Sunday, January 29, 2017

IMF Warns Eurogroup Loan Measures Not Enough for Greek Debt

It's been a year and a half since the Greek debt crisis was making headline international news. However, the EU and other international organizations' difficulty with administering aid has not gone away. Economic forecasters have estimated that the debt will rise as high as 275 percent of the Greek GDP by 2060. On February 6th the IMF will meet and discuss the issue facing the Greek economy and how laws that the Greek government can implement might make creditors more comfortable with taking on this burden. The IMF and creditors to Greece suggest that the country should implement austerity measures. However, this has not been received well by Greek officials.What policies could Greece put forth to make the country more welcoming to creditors?

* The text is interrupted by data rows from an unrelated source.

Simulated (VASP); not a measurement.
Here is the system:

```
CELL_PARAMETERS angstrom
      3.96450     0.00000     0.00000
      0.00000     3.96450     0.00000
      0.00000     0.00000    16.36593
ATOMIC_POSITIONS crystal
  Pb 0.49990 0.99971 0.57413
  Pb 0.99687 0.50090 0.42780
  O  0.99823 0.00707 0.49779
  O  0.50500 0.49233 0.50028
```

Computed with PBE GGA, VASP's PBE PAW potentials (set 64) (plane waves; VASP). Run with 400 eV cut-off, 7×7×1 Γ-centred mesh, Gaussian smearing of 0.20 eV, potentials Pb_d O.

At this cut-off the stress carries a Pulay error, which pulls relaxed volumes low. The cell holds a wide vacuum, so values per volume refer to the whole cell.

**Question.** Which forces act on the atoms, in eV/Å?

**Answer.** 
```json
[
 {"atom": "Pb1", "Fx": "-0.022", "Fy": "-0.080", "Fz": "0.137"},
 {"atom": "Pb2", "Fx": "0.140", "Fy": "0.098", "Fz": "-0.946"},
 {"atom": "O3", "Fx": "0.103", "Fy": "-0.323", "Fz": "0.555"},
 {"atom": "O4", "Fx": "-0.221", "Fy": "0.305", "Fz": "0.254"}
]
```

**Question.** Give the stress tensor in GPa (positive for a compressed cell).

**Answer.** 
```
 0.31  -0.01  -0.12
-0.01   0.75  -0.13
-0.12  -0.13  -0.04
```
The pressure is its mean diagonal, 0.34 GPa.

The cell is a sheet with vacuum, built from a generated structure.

It seems as though austerity measures in Greece might help make Greek debt more sustainable in the short term, but if Greece want's to improve their stagnating economy shouldn't the government spend more? Also, if increasing taxes could be a part of these austerity measures would this make a difference if the Greek people are already struggling to pay the taxes they already have?

4 comments:

Unknown said...

It will be interesting to see how the IMF attempts to curb the Greek debt crisis and Greece's response. It will also be interesting to see what Greece is willing to do to get their economy back up to par with the rest of the EU. Austerity measures seem like they might help as restructuring and decreased spending might save money however, the full picture is never known and it will be interesting to see how it plays out.

Unknown said...

Greece is trapped in a cyclical mess. The government does not have the revenue to stimulate the economy and the economy is not strong enough to generate revenue and the EU, IMF and other international loans can only keep them going for so long. Two years ago during the referendum, when the new drachmas were proposed I thought that the Greek government could actually do what the Germans with their new Deutsche marks after WWII during the spiraling inflation, but given how they misled everyone to believing they were in less debt than they actually were, it would be hard to trust the government to pull off that kind of a reform.

Germany and France can carry forward the EU economy for so long, let's hope that PIGS economic failures do not lead to a crumbling of the entire system.

Unknown said...

Shamayeta, I certainly agree with your opinion on larger economies in the EU growing tired of holding up countries such as Greece. I too have trouble seeing a strong future for the European trading bloc. However, if countries such as France and Germany are unwilling to put forth effort to aid Greece then we might see a crisis that can effect the Euro zone as a whole.

Unknown said...

Definitely. I think it can be said without a doubt that the European experiment will struggle to stay put if these economies are not revived soon enough especially considering the drastic dynamics of the geopolitical situation in the region. And the refugee crisis is certainly not helping Greece either, and if right wing nationalists in Europe and North America refuse to accept refugees, Greece could be stranded with hundreds of thousands of people that they simply cannot afford to take on right now.